A combination of Cruise ships and live-aboards creates an interesting environment in Thomas Basin a marina in Ketchikan Alaska

Dockside

I love tying up at the docks. Anchoring out is wonderful, but being able to meet new and unusual people is always welcome after weeks of challenge and solitude. One of my favourite marinas is Thomas Basin in Ketchikan, Alaska. It has an entry that is easy to miss, as it is tucked in behind a great sea wall and the cruise ship dock. This solid wall of cruise ships makes Skagway look like a sleepy fishing port in comparison…the crowds and noise are exciting for a few days, but only just a few. Soon you begin to listen for the bell that herds the cattle back on board the cruise ship and THEN you head for town. At night-time a forty-foot high wall of ship lights flickers shadowy daylight to the docks.

On our first moorage in Ketchikan we are fortunate to borrow a temporary berth from a fisherman who is out trying his luck with his fishing nets. The Harbour Master shows up minutes after we’ve docked, gives his nod of approval and welcomes us to Ketchikan. This is our first port of entry into the U.S. after heading north from Prince Rupert, B.C. Canada.

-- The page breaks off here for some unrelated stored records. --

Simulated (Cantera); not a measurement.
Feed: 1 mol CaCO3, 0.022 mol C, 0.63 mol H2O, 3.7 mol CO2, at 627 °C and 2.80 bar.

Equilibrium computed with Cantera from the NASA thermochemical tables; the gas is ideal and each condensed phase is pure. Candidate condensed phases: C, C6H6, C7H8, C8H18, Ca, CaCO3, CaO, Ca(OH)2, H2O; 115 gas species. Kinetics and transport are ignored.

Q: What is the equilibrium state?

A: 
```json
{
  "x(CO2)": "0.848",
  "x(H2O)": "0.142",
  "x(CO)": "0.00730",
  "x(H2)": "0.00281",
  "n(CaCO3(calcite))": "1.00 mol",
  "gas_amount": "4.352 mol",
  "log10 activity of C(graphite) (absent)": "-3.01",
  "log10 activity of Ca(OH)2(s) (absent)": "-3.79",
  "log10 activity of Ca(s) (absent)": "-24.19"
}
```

The Captain calls customs and asks how they would like us to proceed…the customs lady is very nice, she also welcomes us and states that she is glad that we have made port, they had been expecting us two days earlier and were concerned. We had reported to customs in Prince Rupert and given them a rough ETA for Ketchikan. The infamous Dixon Entrance gave us a run for our money and our lives, so we were a little late.

It is suggested that we walk up to the pink building that houses customs and sign in, we can see it from the stern. The Potlatch Bar is at the top of the ramp; it has a laundry attached to the side of it and definitely is the centre of all social activity on the docks. If you want to check the weather, the fishing conditions, find someone who knows how to deal with a 32 consta-volt system off of an antique boat, this is the place.

The top of the ramp features an assortment of bicycles, all coloured rust in different degrees. These bikes are a definite sign of “live-a-boards” on the docks, a dirty word in some places of imagined importance. Live-aboards are people who live aboard their boats, seafaring gypsies they are. Although sadly some of them end up as harbour Queens (boats that for one reason or another never leave the docks). I would like to say in defence of that, I believe anyway of living on the ocean is better than no way of living on the ocean.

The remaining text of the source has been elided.